Wednesday, January 8, 2014

The Resurrection

     
             The resurrection is one of the most carefully documented events in the scriptures; all four gospels offer detailed accounts of Christ's literal, physical return from the dead. Jesus eats, drinks, walks over seven miles on the road to Emmaus, and shows hundreds of people the marks of the nails and spear that confirm his identity as the very man who had been crucified so cruelly just days before. He encourages the disciples to "handle me and see, that it is I, myself." Ironically, almost from the start there were intellectuals who tried to reconfigure the resurrection into some kind of mystical, even hallucinatory experience shared by Jesus's followers. But that was, and is, pure silliness. Jesus either rose from the dead, or else he was a fraud. And He was no fraud. Only the resurrection and the power of the atonement can account for the millions and millions of people who have looked to Jesus as Lord and Savior. Not just a great teacher or examplar. A Savior. 

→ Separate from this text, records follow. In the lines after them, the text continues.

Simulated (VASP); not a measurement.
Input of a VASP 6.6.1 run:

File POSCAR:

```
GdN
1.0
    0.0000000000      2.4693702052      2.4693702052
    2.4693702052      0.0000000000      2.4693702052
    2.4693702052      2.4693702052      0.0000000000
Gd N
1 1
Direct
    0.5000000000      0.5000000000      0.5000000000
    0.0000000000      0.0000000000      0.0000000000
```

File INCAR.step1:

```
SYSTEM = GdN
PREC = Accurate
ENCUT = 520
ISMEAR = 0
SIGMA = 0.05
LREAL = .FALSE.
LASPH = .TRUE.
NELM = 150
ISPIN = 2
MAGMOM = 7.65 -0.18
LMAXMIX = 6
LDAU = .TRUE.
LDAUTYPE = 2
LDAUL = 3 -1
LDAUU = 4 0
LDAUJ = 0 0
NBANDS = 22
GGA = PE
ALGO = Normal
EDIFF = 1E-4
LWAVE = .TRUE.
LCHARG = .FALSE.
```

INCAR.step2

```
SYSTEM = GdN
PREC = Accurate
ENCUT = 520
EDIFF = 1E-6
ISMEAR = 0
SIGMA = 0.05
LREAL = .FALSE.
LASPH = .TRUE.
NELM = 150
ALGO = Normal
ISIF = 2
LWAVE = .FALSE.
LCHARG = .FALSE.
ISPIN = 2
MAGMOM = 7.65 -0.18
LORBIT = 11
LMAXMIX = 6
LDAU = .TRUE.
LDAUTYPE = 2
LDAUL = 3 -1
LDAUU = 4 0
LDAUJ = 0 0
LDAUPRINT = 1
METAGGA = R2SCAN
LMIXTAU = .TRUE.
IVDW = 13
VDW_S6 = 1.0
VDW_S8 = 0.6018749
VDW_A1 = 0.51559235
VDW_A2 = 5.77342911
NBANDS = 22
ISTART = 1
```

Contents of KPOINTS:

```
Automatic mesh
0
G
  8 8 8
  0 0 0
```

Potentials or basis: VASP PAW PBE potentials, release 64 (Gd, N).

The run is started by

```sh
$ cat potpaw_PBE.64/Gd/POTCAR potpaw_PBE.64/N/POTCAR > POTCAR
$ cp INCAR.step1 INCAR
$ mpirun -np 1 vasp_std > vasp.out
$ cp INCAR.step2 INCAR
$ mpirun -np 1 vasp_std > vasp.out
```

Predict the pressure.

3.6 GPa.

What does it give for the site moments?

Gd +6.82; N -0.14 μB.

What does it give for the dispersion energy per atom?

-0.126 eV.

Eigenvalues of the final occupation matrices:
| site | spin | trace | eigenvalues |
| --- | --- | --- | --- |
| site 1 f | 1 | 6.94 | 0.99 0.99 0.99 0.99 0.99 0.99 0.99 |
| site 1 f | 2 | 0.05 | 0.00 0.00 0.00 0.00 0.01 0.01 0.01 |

           Hugh Nibley (the most wonderfully eccentric scholar the church has produced) had the kind of mind that perceived a relation between the resurrection and the second law of Thermodynamics, which states that everything in the universe is subject to entropy, meaning that it moves toward decay, disorder and eventual disintegration. That is, unless something reverses that process.  I think he is on to something exciting here: 

           "According to Jacob, it is the first law to which nature is subjected—the inexorable and irreversible trend toward corruption and disintegration; it can't be reversed. It rises no more, crumbles, rots, and remains that way endlessly, for an endless duration.
This would spell an end to everything, were it not that another force works against it. "Wherefore, it must needs be an infinite atonement" (2 Nephi 9:7), he says—in effect, a principle of unlimited application. An infinite principle is at work here... Without an infinite atonement, "this corruption could not put on incorruption." We could not save ourselves from entropy. Someone else must be there to do it. Notice what atonement means: reversal of the degradative process, a returning to its former state, being integrated or united again—"at-one." What results when particles break down? They separate. Decay is always from heavier to lighter particles. But "atonement" brings particles back together again. Bringing anything back to its original state is at-one-ment." (Temple and the Cosmos)
             With this insight Br. Nibley leads us to a larger vision of the resurrection than just rising from the grave, as miraculous as that is. He is, I think, saying that Christ holds within himself a life force so great that it reverses the very condition of the universe. Under His influence the inexorable downward spiral of nature slows, halts, and reverses, and everything starts to move back toward life, integration, energy, fulfillment, order, productivity , at-one-ment. Starting from this view of the resurrection and reading back through the gospels we see Jesus infusing every situation with energy, healing, forgiveness and love. Pure life-force. It is thrilling, and it is no surprise that the grave, literally, could not hold Him. Nor, because of his atonement, any of us. 
          Joseph Smith envisioned the resurrection as a Priesthood ordinance in which worthy fathers would participate in bringing their families back from the grave. What an image that is! So what does the resurrection mean to us in our daily lives? It means that we may tremble at the process of death (pretty scary) but we don't fear the thing itself. One remarkable finding in the thousands of "near-death" experiences now on record is this: people who have died and return not only don't fear death, they look forward to it! Death will turn out to be the only thing that really dies. The rest of us are going on forever. Time for a little John Donne: 
Death, be not proud, tho some have called thee
Mighty and dreadful, for thou art not so;
One short sleep past, we wake eternally,
And death shall be no more; Death, thou shalt die.


           A hope in Christ consists of three things: the peace that comes through the forgiveness of our sins, an awareness that he shared in our sufferings and infirmities and thus can succor us with his grace, and a knowledge that in the end we will rise with Him in the resurrection. With those assurances, we can live in a state of joy and hope, no matter what befalls us. Without those assurances we are in a state of spiritual entropy. Jesus described himself as "the resurrection and the life," and every step we take toward him brings a greater abundance of life to our souls.